See William Allen White, Politics: The Citizen’s Business (New York: Macmillan Co., 1924), pp. 292-293.

[lxxii] Wade, The Fiery Cross, p. 166…. The New York World’s exposé of the Klan also produced a spurt of popular interest in the organization.

[lxxiii] Wade, The Fiery Cross, p. 199….A few politicians—notably, 1924 presidential candidates John W. Davis and Robert M. La Follette—denounced the Klan.  Most, however, were reluctant to do so, for it meant denouncing many admittedly misguided, but otherwise satisfactory, citizens—and voters.  Governor Henry J. Allen of Kansas was one of the first to vigorously attack the Klan and denounce it by name.  But his attacks were awkward at best.  He opened by observing that the Klan included “many excellent men” who had legitimate concerns but were addressing them in the wrong way.  He also revealed himself to have his own share of prejudices…. Vice Presidential candidate Charles Gates Dawes’s attack on the Klan in Maine on August 23, 1924, was similar to Allen’s and equally as awkward and equivocal.  The New York Times headline of August 24, 1924, tells all:  “GENERAL ‘OPPOSED TO’ KLAN…But Dawes Says Many Join It in Interest of Law and Order…Confounds Party in Maine…. Audience Unresponsive.”  The result, it seems, was an anti-Klan speech that satisfied no one.  After visiting with Coolidge at Plymouth Notch, candidate Dawes abandoned further direct attacks on the Klan by name…According to Donald R. McCoy, Dawes concluded that the Klan was not an issue to garner votes.  He later wrote that tranquility “was the subconscious issue in the elections of 1924,” a reaction “from the excesses of war.”  See McCoy, The Quiet President, p. 257.

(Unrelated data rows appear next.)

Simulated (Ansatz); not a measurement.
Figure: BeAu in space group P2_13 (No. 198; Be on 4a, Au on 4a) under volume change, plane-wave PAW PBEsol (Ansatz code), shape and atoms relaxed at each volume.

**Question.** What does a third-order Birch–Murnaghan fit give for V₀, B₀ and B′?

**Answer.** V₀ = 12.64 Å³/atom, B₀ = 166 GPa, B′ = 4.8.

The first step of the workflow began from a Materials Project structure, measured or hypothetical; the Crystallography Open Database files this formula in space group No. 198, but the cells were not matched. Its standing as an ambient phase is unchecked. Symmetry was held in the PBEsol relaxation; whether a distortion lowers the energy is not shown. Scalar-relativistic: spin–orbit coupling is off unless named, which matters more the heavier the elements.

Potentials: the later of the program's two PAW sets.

[lxxiv] “To What The President’s Silence Gives Consent,” Times, Oct. 20, 1924, p. 16.  This is an editorial piece in which Governor Smith is quoted.  Smith believed like others that the Klan would not endure and that it was then weakening.  Interestingly, the New York Times editorial writer saw Coolidge’s position as analogous to that of Charles Evans Hughes in the 1916 campaign, when Hughes felt compelled to say nothing offensive to German-American voters.

[lxxv] Coolidge always thought highly of the American Legion as a patriotic and unifying force.  His warm feelings for the organization would remain with him all his life.  He attended and spoke to Legion gatherings on several occasions over the years and was generous in his praise of its work.  What particularly attracted him to the Legion was its unifying, all-inclusive nature, made up as it was of all classes of men from all regions of the country who represented the nation’s various religious, racial, and ethnic groups.  He said of these World War I veterans, “There was never reposed in any other military force the proud distinction of so completely representing the whole nation.”  As Vice President, Coolidge spelled this out in his address to the Legion Convention in Kansas City, Missouri, in late October of 1921; see “The Title of American,” The Price of Freedom (New York: Charles Scribner’s Sons: 1924), pp. 85-97….It is worth nothing that the Legion at its 1923 convention in San Francisco has passed a resolution—after some debate—declaring the Klan “to be un-American, a menace to our liberties and destructive of our fundamental law”; see The Americana Annual:  An Encyclopedia of Current Events  – 1924 (New York: The Encyclopedia Americana Corp., 1923), p. 36.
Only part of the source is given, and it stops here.